Navy Restarts Effort To Fit 'Due Regard' Radar on Triton

 - April 13, 2015, 1:46 PM
Shown is the first of three MQ-4C Triton test aircraft now based at the Patuxent River, Md., Naval Air Station. (Photo: Bill Carey)

The U.S. Navy has restarted its effort to fit a “due regard” radar on the new MQ-4C Triton unmanned surveillance aircraft. The service will incorporate the radar subsystem as part of a “multi-intelligence” capability upgrade that should be initially operational on the Triton in 2020, according to Sean Burke, the Naval Air Systems Command (Navair) program manager.

Navair instructed prime contractor Northrop Grumman to stop work on the due regard radar in 2013 after subcontractor Exelis encountered problems sizing the system to the space available in the Triton’s nose. The collision avoidance radar will help the Global Hawk maritime derivative comply with an International Civil Aviation Organization requirement that military and other government aircraft fly with “due regard” for the safety of other aircraft when operating over international waters. The Triton will also be equipped with a traffic alert collision avoidance system (Tcas) and automatic dependent surveillance-broadcast (ADS-B) transmitter, but those systems alone are not considered adequate for an unmanned aircraft to “sense and avoid” other aircraft.

Speaking at the Navy League Sea-Air-Space conference on April 13, Burke said the Triton program restarted the radar subsystem development last fall. It plans to incorporate the due regard radar on a second, “multi-int” Triton configuration that adds a low-band signals intelligence (Sigint) capability now provided by the Lockheed EP-3. A baseline configuration of the Triton will enter service first, with initial operational capability (IOC) planned in 2018.

Under the new technical approach to the due regard radar, Northrop Grumman’s aerospace systems business unit in Redondo Beach, Calif., is leading the development and providing the front-end antenna array. Exelis retains responsibility for the backend processing aspect and final assembly of the antenna with the system’s power supply and receiver. Earlier this year, Harris announced that it plans to acquire Exelis for $4.75 billion, with the transaction expected to close in June.

“Technical problems in getting that radar into the size, weight and power allocations that we had available for it caused us a couple of years ago to put a pause on that and see if we could find a better technical solution,” Burke said. “Exelis had a hard time doing that miniaturization and being able to produce that front-end array.” Northrop Grumman has tasked its own business unit “to do that front end for them.”

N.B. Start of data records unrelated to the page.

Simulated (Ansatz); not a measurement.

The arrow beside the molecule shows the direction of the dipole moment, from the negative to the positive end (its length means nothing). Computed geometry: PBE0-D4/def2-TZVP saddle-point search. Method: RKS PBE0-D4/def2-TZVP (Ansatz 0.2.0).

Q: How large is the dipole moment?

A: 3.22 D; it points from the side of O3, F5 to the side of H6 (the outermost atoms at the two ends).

Burke said the program expects a Milestone C decision from the Navy approving low-rate initial production (LRIP) of the Triton by the end of this year. The first two LRIP aircraft and two initial operational test and evaluation aircraft will constitute a first operational orbit. A full-rate production decision review is expected in 2018, which would phase in the multi-int capability upgrade. IOC for the multi-int configuration would follow in 2020.